To maximise the potential floating solar power, academia and industry must forge research partnerships to address environmental impacts, refine designs and enhance energy efficiency.
Strategic alliances between public and private sectors are also needed to share risks and pilot new technologies. Government policies, such as feed-in tariffs and tax incentives, can also be implemented to support floating solar growth. For example, Malaysia offers substantial tax incentives , such as Capital Allowance (CA) and Green Investment Tax Allowance (GITA), which can cover up to 48% of the investment cost for companies installing solar systems, while Vietnam has introduced specific guidelines for floating solar projects, providing clarity for investors and developers.
The Need for Systemic Regional Cooperation
Despite the promising outlook, the widespread adoption of floating solar in Southeast Asia faces challenges that extend beyond technology. As the region faces exponential energy demand growth, ensuring supply security becomes paramount. A key challenge lies in building the necessary infrastructure and establishing common energy market frameworks. This necessitates not just the development of floating solar capacity, but also the creation of smart grids and energy storage solutions that can effectively integrate this new power source.

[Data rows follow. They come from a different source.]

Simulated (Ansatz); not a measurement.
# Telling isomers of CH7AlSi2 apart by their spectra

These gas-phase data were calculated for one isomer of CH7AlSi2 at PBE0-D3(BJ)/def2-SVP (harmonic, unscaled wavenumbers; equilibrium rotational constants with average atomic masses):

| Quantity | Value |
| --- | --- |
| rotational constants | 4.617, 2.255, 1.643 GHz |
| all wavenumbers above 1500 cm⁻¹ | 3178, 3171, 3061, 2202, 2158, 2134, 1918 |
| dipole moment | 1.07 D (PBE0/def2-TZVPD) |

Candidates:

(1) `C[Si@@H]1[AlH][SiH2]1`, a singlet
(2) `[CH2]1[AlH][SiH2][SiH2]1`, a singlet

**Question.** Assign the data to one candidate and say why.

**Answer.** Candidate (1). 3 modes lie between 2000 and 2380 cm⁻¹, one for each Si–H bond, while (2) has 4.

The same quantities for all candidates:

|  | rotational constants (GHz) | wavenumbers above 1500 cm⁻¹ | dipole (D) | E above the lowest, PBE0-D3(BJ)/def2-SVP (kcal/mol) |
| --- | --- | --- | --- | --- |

An interconnected ASEAN grid would facilitate efficient energy distribution, improve supply security, and support the integration of renewable energy sources. However, the region’s energy landscape is fragmented, with each country having its own policies, regulations, and market structures. Harmonizing these disparate systems is crucial for the creation of a robust, interconnected floating solar and clean energy sector across Southeast Asia.
Singapore-based analyst from BloombergNEF Caroline Chua highlights this challenge, “Many are seeking cleaner alternatives to coal-fired generation as they look to meet this rising need for electricity,” she said. However, she emphasised the complexity of Southeast Asia’s energy landscape compared to more integrated regions like Europe. “Harmonising policies, regulationsd cross-border market operations will be crucial if the goal is to connect ASEAN’s grids,” she explained.
By combining financial support, knowledge sharing, local empowerment, and targeted skill development, this comprehensive strategy can help overcome disparities and foster a more integrated and sustainable floating solar sector across the diverse Southeast Asian region.
A Floating Future for Southeast Asia
Undoubtedly, the Southeast Asian region is poised to be pioneer and key contributor to the floating solar industry over the coming years. The unique advantages offered by floating solar – from land conservation to enhanced energy production efficiency – make it an ideal solution for meeting the region’s growing energy demands alongside other renewable sources.
As countries across Southeast Asia continue to invest in and expand their floating solar capabilities, they are not only addressing their immediate energy needs but also contributing significantly to global efforts in combating climate change. The floating solar revolution in Southeast Asia serves as a powerful example of how innovative technologies, coupled with decisive policy action and regional cooperation, can drive meaningful transition.